Friday, August 24, 2012

Google Drive does not work if your network is slow


I solely use Google Docs, erm Drive, for working with documents these days. While it's named "Drive" now, I'll refer it as the old incarnation "Docs" as it's the document editor that I'm about to rant here.

Google Docs as an editor, is simple to use, and is very accessible - there is no need to install any specific software for it, all you need to do is to open it up through the web browser. But the best thing I like about it, is that I can edit the document without a care and not have to worry about saving the document somewhere so that I can resume editing elsewhere later. Everything is available as long as I have access to the Internet.

Now, that's all fine and dandy, except if you have a "slow" connection. And when I say "slow", I don't mean the archaic 56kbps speeds back in the heyday where people still dial-up a modem connected to a copper phone line. Slow in Google's context, apparently meant anything at mobile broadband speeds (@1mbps).
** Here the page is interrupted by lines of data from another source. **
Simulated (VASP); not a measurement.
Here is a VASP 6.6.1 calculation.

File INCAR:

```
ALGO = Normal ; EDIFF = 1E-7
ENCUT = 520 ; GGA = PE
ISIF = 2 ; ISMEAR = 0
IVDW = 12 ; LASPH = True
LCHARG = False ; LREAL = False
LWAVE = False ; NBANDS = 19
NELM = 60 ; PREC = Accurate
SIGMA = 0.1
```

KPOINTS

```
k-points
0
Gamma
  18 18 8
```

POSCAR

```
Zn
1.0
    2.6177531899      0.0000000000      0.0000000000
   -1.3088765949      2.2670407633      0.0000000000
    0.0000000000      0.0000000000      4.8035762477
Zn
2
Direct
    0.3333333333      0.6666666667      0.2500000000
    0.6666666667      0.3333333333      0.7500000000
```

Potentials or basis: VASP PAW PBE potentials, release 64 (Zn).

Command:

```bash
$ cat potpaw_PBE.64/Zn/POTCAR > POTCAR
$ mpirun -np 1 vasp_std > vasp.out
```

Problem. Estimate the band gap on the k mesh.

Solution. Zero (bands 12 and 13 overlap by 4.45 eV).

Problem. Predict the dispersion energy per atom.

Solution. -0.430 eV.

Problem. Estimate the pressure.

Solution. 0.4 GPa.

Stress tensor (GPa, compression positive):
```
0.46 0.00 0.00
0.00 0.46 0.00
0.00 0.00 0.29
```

Google Docs had been working fine, prior to the fairly recently change they've introduced the "we'll save as you type" feature. The old Google Docs wasn't that bandwidth hungry since saving the document was in coarser time blocks instead of the consistent synching that they are doing now.

With the recent changes, Google Docs appear to either suck up more bandwidth, or have lower latency requirements that my humble mobile broadband dongle does not appear to satisfy anymore. For whatever I type in, after 2 minutes working into the document, Google Docs will just hang at "Saving..." and then produce this screen:



This error is consistently reproducible, and it's not even a complex document we're talking about here - it's essentially a text file editable by vim that I copy and paste into sometimes. I don't get how Google gets this so wrong - we're talking about a document editor for a simple file, for god's sake, what kind of network requirements do you need in order to make it work?!